Thursday, November 27, 2014

Spread Too Thin

I have good news and bad news.

First the bad news. I don't expect to have the time, inspiration, nor energy to post on this blog for a little while. I'm not sure if I'll continue it at all. Here are a few factors influencing my thinking on this:

1) I've begun an exciting new venture that is very time consuming, but one I love pouring my heart into.

2) I feel my voice doesn't really add any value to what is already out there in the realm of reviewing area restaurants, museums, and events around Windsor Detroit. In fact, as someone who is basically a homebody, I am probably the last person who can be relied upon to get out there and cover the roasted chestnuts at Winterfest this Saturday, take wonderful snapshots of the Artcite receptions, or even review films at WIFF.

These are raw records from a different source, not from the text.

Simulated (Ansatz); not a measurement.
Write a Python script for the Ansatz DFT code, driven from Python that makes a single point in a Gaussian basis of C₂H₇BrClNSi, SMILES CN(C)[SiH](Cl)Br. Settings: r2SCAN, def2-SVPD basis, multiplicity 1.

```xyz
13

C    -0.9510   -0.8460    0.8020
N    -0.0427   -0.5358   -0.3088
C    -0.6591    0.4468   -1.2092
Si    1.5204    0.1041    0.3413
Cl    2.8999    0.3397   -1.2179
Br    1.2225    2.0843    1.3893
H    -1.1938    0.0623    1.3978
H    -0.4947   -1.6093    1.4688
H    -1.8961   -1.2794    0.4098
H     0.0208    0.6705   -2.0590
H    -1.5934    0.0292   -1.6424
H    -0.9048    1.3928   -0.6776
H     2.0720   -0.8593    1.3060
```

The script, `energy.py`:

3) I am not a good photographer.

What it boils down to, I guess, is that this blog was probably more of a passing fancy than a calling. This is not the realm in which I have a unique, outstanding, and/or especially valuable contribution to make.

The good news is that I have figured out where it is that I am supposed to be writing, what it is I'm supposed to be writing about, and that it is definitely an area where I can make an impact.

So I hope you will forgive me while I pour myself into that. I'm just not someone who is comfortable giving five endeavours a lick and a promise. I'd rather pare it down to just one or two and do a bang up job, a job I can be really proud of.

What is your passion? When you find it, are you able to cut other things away to make room for mastery or utter devotion?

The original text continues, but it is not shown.